FOOTNOTES:

[1] Many freemen have been kidnapped in Illinois and sold into slavery.

[2] Evidently an allusion to the “underground railroad,” or smuggling of runaway slaves, which is generally supposed to be managed mainly by Quakers. This shows how knowledge of the abolition agitation must be carried among the slaves to the most remote districts.

[3] Creole means simply native of the region, but in Louisiana (a vast region purchased, by the United States, of France, for strategic reasons, and now proposed to be filibustered away from us), it generally indicates French blood.

[4] I also saw slaves at work every Sunday that I was in Louisiana. The law permits slaves to be worked, I believe, on Sunday; but requires that some compensation shall be made to them when they are—such as a subsequent holiday.

[5] The following resolutions were proposed (I am not sure that they were adopted) in the Southern Commercial Convention, at New Orleans, in 1855:

Resolved,—That this Convention strongly recommends the Chambers of Commerce and Commission Merchants of our Southern and South-western cities to adopt such a system of laws and regulations as will put a stop to the dangerous practice, heretofore existing, of making advances to planters, in anticipation of their crops—a practice entirely at variance with everything like safety in business transactions, and tending directly to establish the relations of master and slave between the merchant and planter, by bringing the latter into the most abject and servile bondage.

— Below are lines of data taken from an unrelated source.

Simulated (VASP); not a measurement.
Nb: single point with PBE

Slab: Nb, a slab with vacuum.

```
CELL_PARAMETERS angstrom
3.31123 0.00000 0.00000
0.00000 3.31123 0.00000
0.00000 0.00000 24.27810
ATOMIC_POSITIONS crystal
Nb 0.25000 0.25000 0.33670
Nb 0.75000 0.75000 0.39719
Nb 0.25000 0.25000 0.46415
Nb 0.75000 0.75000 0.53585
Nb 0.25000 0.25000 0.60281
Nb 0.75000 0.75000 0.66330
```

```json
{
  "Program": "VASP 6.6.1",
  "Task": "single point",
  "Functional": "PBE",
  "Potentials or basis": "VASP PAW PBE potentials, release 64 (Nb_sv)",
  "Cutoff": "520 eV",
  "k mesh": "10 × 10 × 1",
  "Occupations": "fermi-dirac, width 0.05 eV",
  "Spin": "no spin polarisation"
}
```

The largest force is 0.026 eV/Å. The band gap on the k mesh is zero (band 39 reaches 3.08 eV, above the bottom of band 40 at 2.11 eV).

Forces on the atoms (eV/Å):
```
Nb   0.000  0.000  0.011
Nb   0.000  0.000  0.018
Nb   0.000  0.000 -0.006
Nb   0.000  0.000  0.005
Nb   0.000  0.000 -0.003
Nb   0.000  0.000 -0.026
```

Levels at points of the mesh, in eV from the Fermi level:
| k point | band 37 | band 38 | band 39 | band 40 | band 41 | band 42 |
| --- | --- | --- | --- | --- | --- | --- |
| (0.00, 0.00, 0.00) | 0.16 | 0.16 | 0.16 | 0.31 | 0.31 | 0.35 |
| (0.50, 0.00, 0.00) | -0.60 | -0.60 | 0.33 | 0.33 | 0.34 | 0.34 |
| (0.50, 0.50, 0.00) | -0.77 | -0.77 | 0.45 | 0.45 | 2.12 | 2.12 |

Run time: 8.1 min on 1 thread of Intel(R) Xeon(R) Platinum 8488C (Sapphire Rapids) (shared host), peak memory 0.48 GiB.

Resolved,—That this Convention recommend, in the most urgent manner, that the planters of the Southern and South-western States patronize exclusively our home merchants, and that our Chambers of Commerce, and merchants generally, exert all their influence to exclude foreign agents from the purchase and sale of produce in any of our Southern and South-western cities.

Resolved, further,—That this Convention recommend to the legislatures of the Southern and South-western States to pass laws, making it a penitentiary offence for the planters to ask of the merchants to make such pecuniary advances.”